The Consumer Financial Protection Bureau (CFPB) has published a new report analyzing the financial profiles of Buy Now, Pay Later borrowers. While many Buy Now, Pay Later borrowers use the product without noticeable indications of financial stress, the report finds that Buy Now, Pay Later borrowers are more likely to be active users of other types of credit products like credit cards, personal loans, and student loans. They are also more likely to exhibit measures of financial distress than non-users.
For example, Buy Now, Pay Later borrowers are more likely to be highly indebted or have revolving balances or delinquencies on their credit cards compared to consumers who do not use Buy Now, Pay Later products. Buy Now, Pay Later borrowers are also more likely to use high-interest financial services such as payday loans, pawn loans, and bank account overdrafts. The report follows previous CFPB research on the Buy Now, Pay Later market.
“A common misconception of Buy Now, Pay Later borrowers is that they lack access to other forms of credit. Our analysis shows that these borrowers are more likely to use other credit products,” said CFPB Director Rohit Chopra. “Since Buy Now, Pay Later is like other forms of credit, we are working to ensure that borrowers have similar protections and that companies play by similar rules.”
The recent report shows that it is more likely that a Buy Now, Pay Later borrower actively uses other credit products. Borrowers often exhibit higher measures of financial distress compared to non-borrowers. Some examples include having higher credit card debt and utilization rates, a higher likelihood of having an overdraft, a higher likelihood of revolving on at least one credit card, and higher utilization rates of alternative financial services like payday loans that charge high interest rates.
However, the report finds that many of these differences pre-date Buy Now, Pay Later use and highlights the need for further research into whether the products have any causal impact on consumer indebtedness.

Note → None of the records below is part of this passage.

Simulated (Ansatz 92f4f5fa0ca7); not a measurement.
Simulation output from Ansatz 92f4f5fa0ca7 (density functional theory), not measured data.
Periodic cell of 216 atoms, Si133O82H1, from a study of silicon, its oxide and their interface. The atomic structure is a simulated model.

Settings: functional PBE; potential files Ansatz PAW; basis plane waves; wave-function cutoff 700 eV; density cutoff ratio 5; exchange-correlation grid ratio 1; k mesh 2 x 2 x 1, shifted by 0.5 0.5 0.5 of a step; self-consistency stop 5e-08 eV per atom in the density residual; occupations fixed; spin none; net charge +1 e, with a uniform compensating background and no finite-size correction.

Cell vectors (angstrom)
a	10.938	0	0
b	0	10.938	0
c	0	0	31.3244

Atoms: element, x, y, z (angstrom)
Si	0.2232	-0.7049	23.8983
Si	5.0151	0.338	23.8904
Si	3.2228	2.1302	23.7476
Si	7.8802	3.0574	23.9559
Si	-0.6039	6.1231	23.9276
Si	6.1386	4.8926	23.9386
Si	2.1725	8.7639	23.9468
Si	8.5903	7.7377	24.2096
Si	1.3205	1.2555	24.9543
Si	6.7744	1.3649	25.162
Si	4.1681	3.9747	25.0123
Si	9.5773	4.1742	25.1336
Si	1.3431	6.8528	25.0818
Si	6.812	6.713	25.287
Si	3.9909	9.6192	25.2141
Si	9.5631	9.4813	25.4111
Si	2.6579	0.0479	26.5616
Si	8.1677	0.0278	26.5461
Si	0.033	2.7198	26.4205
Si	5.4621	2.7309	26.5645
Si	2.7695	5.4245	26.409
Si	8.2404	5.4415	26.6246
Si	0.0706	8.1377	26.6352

Overall, 17 percent of consumers with a credit record used a Buy Now, Pay Later loan in the year prior to the survey. Other findings from the report include:
• Nearly 95 percent of Buy Now, Pay
Later borrowers had at least one credit
record in another account, compared to
86 percent of non-borrowers.
• Buy Now, Pay Later borrowers had
significantly higher usage in several
other loan products when compared to
non-borrowers, including retail accounts
(62 percent compared to 44 percent),
personal loans (32 percent compared
to 13 percent), and student loans (33
percent compared to 17 percent).
• Black, Hispanic, and female consumers are more likely than average to use
Buy Now, Pay Later products, along
with consumers with income between
$20,001 – $50,000.
• Among consumers who have open
credit or retail cards, personal loans,
auto loans, student loans or mortgages,
Buy Now, Pay Later borrowers were
more than twice as likely to be delinquent on at least one of those products
by 30 days or longer.
• Eighteen percent of Buy Now, Pay Later borrowers had at least one reported
delinquency in another account, compared to 7 percent of non-borrowers.
Delinquency rates were substantially
higher for credit (9 percent) and retail
cards (8 percent) among Buy Now, Pay
Later borrowers compared to non-borrowers (3 percent and 1 percent respectively).
Buy Now, Pay Later borrowers also typically had lower credit scores than non-borrowers. Non-borrowers had an average credit score classified as near-prime (670 – 739), while borrowers had an average score in the sub-prime category (580 – 669). Lower credit scores lead to higher interest rates on traditional credit products, which makes Buy Now, Pay Later loans with no interest an attractive alternative that many borrowers seek.
The data for the report, Consumer Use of Buy Now, Pay Later, comes from the 2022 Making Ends Meet survey, and the CFPB’s Consumer Credit Panel, which contains an anonymized sample of credit bureau records. The report cannot distinguish whether Buy Now, Pay Later usage leads to more delinquencies on other obligations or whether consumers who are already in distress are more likely to use Buy Now, Pay Later loans to pay off higher-interest debt.